What's carbon pricing? Lamentillo’s research published in LSE's prestigious paper explains


Amid repeated calls for action to address climate change, a research paper of former Department of Information and Communications Technology (DICT) undersecretary Anna Mae Yu Lamentillo on carbon pricing has landed in the prestigious London School of Economics (LSE) International Development Review.

But what exactly is carbon pricing?

According to the United Nations Framework Convention on Climate Change (UNFCCC),  carbon pricing is a form of curbing greenhouse gas emissions (GHG) by placing a fee on emitting and/or offering an incentive for emitting less. 

It works by capturing the external costs of emitting carbon—the public pays, such as loss of property due to rising sea levels, the damage to crops caused by changing rainfall patterns, or the health care costs associated with heat waves and droughts.

Simply put, the World Bank stated that carbon pricing shifts the burden for the damage from GHG emissions back to those who are responsible for it and who can avoid it. 

And in her research paper titled "A Price Tag on Pollution: The Case on Carbon Pricing," Lamentillo shed light on the imperative role of carbon pricing in combating climate change and facilitating a sustainable future. 

The paper details various carbon pricing mechanisms, including emissions trading systems (ETS) and carbon taxes, and their successful implementation in regions like the European Union and countries like South Korea and Singapore. 

It also explores the International Monetary Fund's proposal for an International Carbon Price Floor (ICPF), aimed at harmonizing carbon pricing globally and mitigating competitive disadvantages among nations.

Lamentillo's findings indicate that carbon pricing not only serves as an effective tool for reducing emissions but also generates significant revenues that can be reinvested in climate adaptation and mitigation efforts. 

The research provides a call to action for policymakers worldwide to adopt and enhance carbon pricing strategies to meet their Nationally Determined Contributions (NDCs) under the Paris Agreement. 

Timely
Lamentillo’s paper was published in the wake of the United Nations Climate Change Conference (COP 28) in Dubai, UAE, where the "UAE Consensus" was adopted and signaled the start of the end for the fossil fuel era.

The research provides a call to action for policymakers worldwide to adopt and enhance carbon pricing strategies to meet their Nationally Determined Contributions (NDCs) under the Paris Agreement

Why is it important?

The LSE International Development Review is an academic journal based at the London School of Economics and Political Science, dedicated to publishing cutting-edge research that contributes to understanding and solving global development challenges.

Lamentillo’s study that was published in it underscored the urgent need for global actions as she emphasized that without the implementation of carbon pricing, the goal to limit global warming to 1.5 degrees Celsius above pre-industrial levels remains a distant dream. 

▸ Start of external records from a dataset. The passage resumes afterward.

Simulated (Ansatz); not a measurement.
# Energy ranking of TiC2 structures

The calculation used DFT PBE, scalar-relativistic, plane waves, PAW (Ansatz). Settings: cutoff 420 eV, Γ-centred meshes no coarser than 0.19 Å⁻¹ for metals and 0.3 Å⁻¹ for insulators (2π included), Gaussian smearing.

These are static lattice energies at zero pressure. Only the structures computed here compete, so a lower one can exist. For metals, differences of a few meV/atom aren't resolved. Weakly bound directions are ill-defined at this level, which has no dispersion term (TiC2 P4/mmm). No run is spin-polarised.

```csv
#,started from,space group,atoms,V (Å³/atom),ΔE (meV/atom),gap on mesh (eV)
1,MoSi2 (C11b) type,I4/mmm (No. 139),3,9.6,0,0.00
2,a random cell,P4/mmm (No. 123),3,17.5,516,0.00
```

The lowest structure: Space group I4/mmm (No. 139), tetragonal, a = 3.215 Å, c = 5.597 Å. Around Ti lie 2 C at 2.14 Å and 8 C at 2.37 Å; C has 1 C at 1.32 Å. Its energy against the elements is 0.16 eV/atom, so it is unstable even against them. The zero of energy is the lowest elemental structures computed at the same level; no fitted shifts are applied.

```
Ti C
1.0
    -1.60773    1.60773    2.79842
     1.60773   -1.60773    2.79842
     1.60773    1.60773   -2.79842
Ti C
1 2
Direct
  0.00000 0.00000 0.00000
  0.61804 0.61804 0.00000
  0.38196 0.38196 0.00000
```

Drawing on the latest IPCC (Intergovernmental Panel on Climate Change) reports and comprehensive data analyses, Lamentillo argued that the current trajectory could lead to a 3.2 degrees Celsius increase by 2100, with catastrophic implications for biodiversity, food security, and human livelihood. 

The research stresses that carbon pricing, by making polluters pay for the greenhouse gases they emit, can significantly deter fossil fuel use and accelerate the transition to clean energy. 

Lamentillo's findings indicate that carbon pricing not only serves as an effective tool for reducing emissions but also generates significant revenues that can be reinvested in climate adaptation and mitigation efforts. 

Her landmark study is also considered as a valuable contribution to the ongoing discourse on climate policy and a testament to the LSE International Development Review's commitment to fostering insightful research that addresses the most pressing global challenges.